Archive for October, 2007

Stick a fork in him

Wednesday, October 31st, 2007

When John Edwards’ political obituary is written, which could happen as soon as early next year, last week’s student-video incident may well be identified as the moment when everyone could see that the end was near. If an amateurish, obscure and eminently forgettable news report can unhinge your campaign staffers, it’s a good indication that there’s panic in the air at the Edwards camp.

You surely heard about this, but if not go here for a full recounting of the whole flap. The short version is this: A graduate journalism student at UNC-Chapel Hill produced a three-minute televised news report on the fact that Edwards’ campaign headquarters is located in an upscale shopping center. In the report, two UNC students earnestly debated whether that location was appropriate for a candidate who has made poverty a centerpiece campaign issue. The report was posted on Youtube, and that was that — until two top Edwards campaign staffers called UNC and demanded that the segment be killed.

Boy, you normally don’t see that kind of ham-fisted attempt at media manipulation anywhere this side of a FEMA press conference. Needless to say, the thuggery backfired on the Edwardians.

A confident, professional campaign would have ignored that amateur effort to gin up a controversy. It was, after all, old news. Ever since his first $400 haircut, Edwards has been swatting away similar questions about the gap between his high-cotton lifestyle and his concern for the poor. The student’s report on the location of the headquarters was just yet another variation on that theme, and one guaranteed to be largely ignored by the public. There was no benefit to Edwards in making a big deal about it. The only result was renewed attention to the dissonance between his affluence and his anti-poverty campaign.

But when you feel something slipping away, hysterics, irrational reactions and public displays of bad judgment are the norm. It’s what compels jilted lovers to stalk their former paramours, or give their cars the Carrie Underwood treatment. When people act hinky, it’s because they know their time is up.

Edwards will probably be done, politically, shortly after the New Hampshire primary. He’ll never run for president again unless he wants to be remembered as this generation’s Harold Stassen. Even if he wanted his Senate seat back, he probably couldn’t get elected again in North Carolina, considering how quickly he abandoned that post when presidential ambition first called in 2004. He might be a natural candidate for a cabinet post in a future Democratic administration — U.S. attorney general, for instance — but would Hillary Clinton really want to give a key post to someone with such a lean and hungry look?

Maybe Edwards will simply go back to practicing law. If so, the people with real reason to be annoyed with the young journalist would be doctors — Edwards’ favorite target in his litigator days.

Did you say “technical support?”

Tuesday, October 30th, 2007

Here’s what I learned yesterday: That if I want good service from Time Warner Cable, I need to pay more than the standard fee — which only gets me mediocre service.

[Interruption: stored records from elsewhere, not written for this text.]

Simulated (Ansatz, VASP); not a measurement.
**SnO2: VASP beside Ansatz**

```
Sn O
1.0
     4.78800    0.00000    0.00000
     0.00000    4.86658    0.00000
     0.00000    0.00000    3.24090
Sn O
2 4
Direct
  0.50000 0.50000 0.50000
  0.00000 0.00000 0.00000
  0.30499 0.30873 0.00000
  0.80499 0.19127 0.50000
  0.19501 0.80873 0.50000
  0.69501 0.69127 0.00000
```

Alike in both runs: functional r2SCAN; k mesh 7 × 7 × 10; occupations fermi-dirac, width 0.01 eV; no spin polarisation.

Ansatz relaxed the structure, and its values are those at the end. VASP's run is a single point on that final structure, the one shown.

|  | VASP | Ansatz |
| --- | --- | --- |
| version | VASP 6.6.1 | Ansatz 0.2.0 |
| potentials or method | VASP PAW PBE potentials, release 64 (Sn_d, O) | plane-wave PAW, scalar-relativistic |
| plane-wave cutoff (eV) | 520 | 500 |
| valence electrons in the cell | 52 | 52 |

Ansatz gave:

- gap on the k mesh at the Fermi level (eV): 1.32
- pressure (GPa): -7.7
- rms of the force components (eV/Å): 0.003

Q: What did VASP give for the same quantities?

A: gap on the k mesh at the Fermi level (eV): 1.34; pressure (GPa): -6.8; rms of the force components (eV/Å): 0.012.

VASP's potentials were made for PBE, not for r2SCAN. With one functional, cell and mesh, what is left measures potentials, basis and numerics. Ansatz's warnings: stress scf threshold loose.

It is a measure of my chronic naivete that I assumed all of Time Warner’s Web-access customers were equal in the eyes of God. I thought that when trouble arises, everyone is treated with the same regard. Silly me. It turns out that some of us are second-class citizens. We’re in steerage, and when the ship hits the iceberg the toffs get the lifeboats and we get scrap pieces of wood to cling to.

I know this because my online access hit the iceberg Monday morning. No amount of rebooting could get me back on the Web, so I called the customer-service number for help. First I spent twenty minutes on hold. Then I had a painfully protracted conversation with a computer-generated voice that would, for instance, instruct me to “say technical support” if I needed — you guessed it — tech support, only to then ask, “Did you say technical support” after I’d just said “technical support,” like it told me to. After that extended (and fruitless) who’s-on-first exercise, I finally got a human on the line. I told her that my computer was working fine and that the cable itself was working fine — I’d turned on the television to make sure — so by process of elimination, the problem had to be in the modem I’d been issued. She put me on hold, then came back to tell me my cable service was fine, so it must be the modem.

Me: Uh, yeah. That’s what I just said.

Her: We can have a service technician there between eight and noon Wednesday morning.

Me: That’s two days away. I work from home and I need online access.

Her: Maybe you should upgrade to business class, then.

Me: What would that get me? The modem would still be punking out on me, right?

Her: You’d get same-day service calls.

There is was. My woes were an opportunity for up-selling. We weren’t talking anymore about the faulty modem Time Warner had given me. We were talking about the great service I’d get if I paid Time Warner more money. Surely I would be happy to do that, now that I’d experienced the mediocre service. Who wouldn’t want good service?

There is a lesson in this for authors like me. We should consider offering two levels of books. The regular retail price would get you a book that has typographical errors, smudged ink, paragraphs out of order and key plot points mysteriously left out. If you bring the book back to the store and complain, you would be offered a premium edition of the same book. It would be flawlessly edited, gorgeously printed, and have all plot twists and turns intact. Who wouldn’t want that book, especially after you’ve suffered through the bad version?

In fact, authors should consider having Time Warner handle the production and distribution of those flawed books. It’s got a track record of mediocrity that’s hard to beat.

This just in

Monday, October 29th, 2007

Here is a news story that ran recently in newspapers around the globe (mostly England and, for some reason, a bunch of papers in east Asia). I reprint here in its entirety:

London, Oct 25 — Most men in the UK believe that the girls most likely to have sex with them on the first date are the ones named Kelly.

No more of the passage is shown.